Started at 8 walking behind Grampa, learning how to hunt, read sign, the smells, the feel, the sounds of the forest. he taught me the old ways of his people " Menominee Indian". We hunted to provide. I now hunt to honor the elders and the spirit of the hunt....oh and to eat tasty critters.
I’m not what you’d call a traditionally religious person at all - for me personally, agnostic and atheist are as close as one side of a coin to the other. However, I read the Bible often and try to connect with the wisdom therein.
After John the Baptist was beheaded, Jesus took to a boat to be alone - people later thronged to him, he healed the sick and fed them by multiplying fish and loaves. Then He sent his disciples across the water in the boat.
After this, he went to the mountainside - alone - to pray. The next day (!) he came down, walked on the water to his disciples in the boat and proved he was the son of God.

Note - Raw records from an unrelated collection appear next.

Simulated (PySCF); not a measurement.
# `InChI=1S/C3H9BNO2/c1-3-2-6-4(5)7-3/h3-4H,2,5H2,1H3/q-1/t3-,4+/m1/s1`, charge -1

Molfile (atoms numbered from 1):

Both why I hunt and also why I prefer to avoid a crowded church and seek solitude can be found in that story.
Love the comratery of a base camp , the BS around the camp fire, the excitement in the mornings, the celebration when one would tag their game and the pride when its you that filled their tag.
I only wish I had started earlier in my life.
Meat is number one in my book. Healthy lifestyle and it’s what I do for my day to day profession which I love also. I love to kick my own ass and see what I can take and what I need to work on To be better. And honestly.....I’m not going to lie.....I enjoy killing animals to eat. Always have and always will.
We cooked some factory ground beef this week, my wife literally told me she was making me fly to Alaska for moose and caribou hunting. I told her well, if I have to but you are gonna owe me big time. Hahahaha.
I like the meat, I like the history, I like being in touch with where we came from, I like the camaraderie, and I especially like being unplugged from the world for 2 weeks.
It's a deep down urge for me, I can't explain it otherwise. No one in my family hunted but I remember waking up early to watch Tom Miranda Saturday mornings on ESPN2.
I still remember when my dad bought me the lil' banshee bow at sports authority when I was around 6 (30 now). That's probably one of the best memories I have and I remember it like it was yesterday. I still have that bow at my parents house.
The moment. The instant the shot cracks, the arrow lets lose.
It revels a hidden truth about oneself that can not be duplicated.
The finality of that single moment draws me back every time.
I took up hunting 2 years ago because zoning regulations would not allow me to start my pastured egg laying business. I was also going through a rough child custody case. I needed a hobby and something adventurous.
Hunting introduced me to tradituinal archery. I have a REASON to be in the woods 2 hours before sunrise, when I'm awake, anyway. I'm learning about conservation and the connection to nature has multiplied.
This wholesome, historically important endeavor has greatly improved the lives of my family and me
I am a 3rd or 4th gen hunter. I like the solitude when I hunt solo, I love camaraderie when hunting with someone else. It used to be a family thing for me, now I am the only one who hunts. But I relate to WannabeHunter's response, and the pursuit is what drives me every year. Working on teaching my kids same thing.
I fell in love with the romance of fly fishing and archery when I was a kid (courtesy of old outdoor shows). I actually got to learn to fly fish as a kid but had to wait to learn to hunt until my twenty's (nobody in my family hunted) - I taught myself after attending a hunter education class in Mass. Started with a compound to be ethical and transitioned to a recurve as soon as I could and never looked back!
I just feel a part of nature/the wild when I am out there hunting and I love it.